Friday, August 27, 2010

Yeah, Those Helicopters Are For Me- News at 10!

That's what was buzzing my house for about an hour yesterday. Apparently, they know.

I clicked on 4 Types of Women Men Avoid voluntarily, so I suppose I deserve what I get, but then again, so does the author when I find him.

Getting involved with certain women has irreversible ramifications that can eventually cause interference with the simple joys of life, like the Rose Bowl or the World Series, for instance. Instead of the NBA Finals, it will be Breakfast at Wimbledon and a day of shopping with your future mother-in-law.

Hardeharhar! Cuz teh wimmenz like teh shopping and not teh sports! Ur so funny!


There are different types of women who should be avoided at all costs.

Serial killers? We should probably all avoid serial killers. Oooh, maybe it's Anne Coulter or Sarah Palin. No, don't be silly. It's women with children and women without children and cougars!

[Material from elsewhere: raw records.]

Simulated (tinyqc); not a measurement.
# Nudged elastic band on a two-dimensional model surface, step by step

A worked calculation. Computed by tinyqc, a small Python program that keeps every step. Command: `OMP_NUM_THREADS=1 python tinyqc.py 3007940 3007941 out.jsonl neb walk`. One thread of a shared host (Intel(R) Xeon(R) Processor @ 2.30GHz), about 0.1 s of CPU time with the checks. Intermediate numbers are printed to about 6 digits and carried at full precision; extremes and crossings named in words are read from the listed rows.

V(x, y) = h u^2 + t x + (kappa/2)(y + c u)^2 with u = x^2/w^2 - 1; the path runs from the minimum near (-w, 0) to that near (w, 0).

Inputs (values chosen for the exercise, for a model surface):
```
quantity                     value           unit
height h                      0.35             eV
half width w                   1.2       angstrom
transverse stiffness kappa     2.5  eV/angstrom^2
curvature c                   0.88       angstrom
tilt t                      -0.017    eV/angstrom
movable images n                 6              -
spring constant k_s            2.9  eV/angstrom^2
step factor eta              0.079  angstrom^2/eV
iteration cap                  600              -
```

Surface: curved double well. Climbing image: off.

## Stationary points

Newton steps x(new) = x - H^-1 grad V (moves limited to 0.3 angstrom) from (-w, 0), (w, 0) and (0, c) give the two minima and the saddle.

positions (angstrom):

By comparing your dates to certain female Hollywood icons, you can quickly identify these potentially problematic partners on your next date.

Cuz all women are alike. Really, there's no individuality to vaginas with legs.

1. The Zellweger

Renee Zellweger provides a case study for men to learn from about the type of woman to avoid.


Nice, hard working loyal women who totally love you and look slammin' in a sheath dress? Well, I can see why you'd want to avoid that!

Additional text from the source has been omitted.